A member of Germany’s Baader-Meinhof gang, one of the left-wing guerrilla groups that killed scores of people across Europe in the 1970s and 1980s, has been arrested after more than 30 years on the run.

Daniela Klette, 65, who was detained in Berlin on Monday, is accused of attempted murder and other crimes committed after the group disbanded.

Here is a brief history of the German militants and other groups in Europe that violently opposed capitalism.

Germany’s Red Army Faction

The Red Army Faction (RAF), also known as the Baader-Meinhof gang after founders Andreas Baader and Ulrike Meinhof, carried out kidnappings and murders of prominent figures in West Germany in the 1970s and early 1980s.

The outfit, founded in 1970, said it was fighting an oppressive capitalist state and US imperialism.

Its most high-profile victim was Hanns Martin Schleyer, head of the German employers’ federation, who was kidnapped and shot dead in 1977.

Around the same time four militants of the RAF-allied Popular Front for the Liberation of Palestine hijacked Mallorca-Frankfurt flight LH 181, demanding the release of 11 RAF members.

During a five-day odyssey which included seven refuelling stops in Europe, the Middle East and Africa, the pilot was shot dead.

German anti-terror commandos stormed the jet in Somalia, shot and killed three of the Palestinian hijackers and freed 90 hostages.

Members of the group also assassinated diplomat Gerold von Braunmuehl in 1986, and Deutsche Bank chairman, Alfred Herrhausen, in 1989.

Believed to have killed a total of 34 people, the group abandoned violence in 1992 and formally disbanded in 1998.

Greece’s November 17

Greece’s deadliest left-wing extremist group, November 17, was named after the date of a 1973 student uprising crushed by the military dictatorship then in power.

Emerging in 1975, the group killed 23 people – including a CIA station chief, US army staff, Greek police, business executives and a British defence attache – before being broken up in 2002.

Italy’s Red Brigades

The Red Brigades were a radical Marxist organisation responsible for attacks between 1969 and 1980, dubbed Italy’s “Years of Lead”.

Founded by sociologist Renato Curcio, the group killed or wounded dozens of magistrates, politicians, journalists and industrialists.

Their most notorious act was the kidnapping and assassination of former prime minister Aldo Moro in 1978.

Several former Red Brigades members fled to France and their fate has been a sticking point between the two countries.

Italy said they must serve sentences dating back decades but in March 2023 France’s top court ruled out extraditing them.

France’s Action Directe

The Marxist Action Directe group carried out attacks in France in the 1980s, including the abduction and murder of Georges Besse, head of the state car manufacturer Renault, in 1986.

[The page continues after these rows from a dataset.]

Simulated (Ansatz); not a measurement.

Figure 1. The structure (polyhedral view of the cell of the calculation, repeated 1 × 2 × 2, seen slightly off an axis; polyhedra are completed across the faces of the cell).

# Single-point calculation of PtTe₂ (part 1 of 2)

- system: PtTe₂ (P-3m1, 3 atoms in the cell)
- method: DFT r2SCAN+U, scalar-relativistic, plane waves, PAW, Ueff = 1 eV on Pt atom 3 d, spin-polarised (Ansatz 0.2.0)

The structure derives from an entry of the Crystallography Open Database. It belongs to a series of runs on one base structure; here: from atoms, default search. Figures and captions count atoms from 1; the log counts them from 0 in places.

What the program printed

Founded in 1979, it targeted executives and political and business buildings. In the early years, the attacks chiefly caused damage to property, but between 1983 and 1986 the group killed three police officers.

It disbanded in 1987 after the arrest of four members.

Spain’s Grapo

Grapo, which stands for First of October Anti-Fascist Resistance Group, was founded in 1975 a few months before the death of Spanish dictator Francisco Franco.

A Marxist organisation which Spanish authorities blame for some 80 killings between 1975 and 2003, it targeted temporary-hire agencies in the belief they were creations of capitalist exploitation.

One of its deadliest attacks left eight dead in a Madrid restaurant in 1979. It also staged kidnappings.

In 2007 Spain announced it had dismantled the “last operational commando” after the arrest of six members in Barcelona.